I’m building up a membership system at the moment, taking plenty of time on each component trying to make sure everything is top notch and I’ve came to resetting the user’s password. Now the system I want is to have the user submit their email (that exists in my database), have them be sent an email with a unique reset link in it, and then once the link is clicked they’re given their new password.
NOW, I know I could quite easily create tokens in the database each time I user requests a password reset but I was wondering if anyone had another, secure method of doing this without creating a database table?
Any comments on the topic would be greatly appreciated!
It might not be what you tried to avoid, but nothing prevents you to extend your “users” table instead of creating another one, by having that unique token field and a flag whether user requested the reset or not.
However, that doesn’t defeat the point that you have a database in the game once more.
I wouldn’t try to do it without the database honestly.
On the other hand, are there any other means to reset the password - such as administrator or another super user being able to reset it?
If there’s something I dislike - it’s the resetting passwords at variety of websites / forums. You request the reset, however you forgot what email you used to register.
You finally remember WHAT email it was, but you have no idea what the login is to access it.
After you finally got to your damn inbox, hey - there’s no email! Spam filters FTW!
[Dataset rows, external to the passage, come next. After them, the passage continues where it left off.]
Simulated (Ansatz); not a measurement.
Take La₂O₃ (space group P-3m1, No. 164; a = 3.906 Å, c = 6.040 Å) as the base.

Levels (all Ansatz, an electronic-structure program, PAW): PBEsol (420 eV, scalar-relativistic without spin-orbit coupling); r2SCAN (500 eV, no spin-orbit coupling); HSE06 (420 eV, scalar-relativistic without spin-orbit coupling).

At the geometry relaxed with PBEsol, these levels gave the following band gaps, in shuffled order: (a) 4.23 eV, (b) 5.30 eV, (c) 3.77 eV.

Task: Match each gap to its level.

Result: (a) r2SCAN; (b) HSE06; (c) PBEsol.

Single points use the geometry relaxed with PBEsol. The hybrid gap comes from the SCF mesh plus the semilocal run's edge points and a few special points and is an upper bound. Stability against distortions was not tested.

Or it could be that the mail server where the forementioned site/forum was had a hiccup and damn, it’s not sending any emails!
The punch line is that it takes friggin’ time, and it’s so much easier having an alternative option - or if it’s a bespoke internal application built with web technologies - who says username and password have to be used to authenticate users with the application?
I could go on, but I’ll finish with saying that I’d stick with the idea of token > email > reset password idea.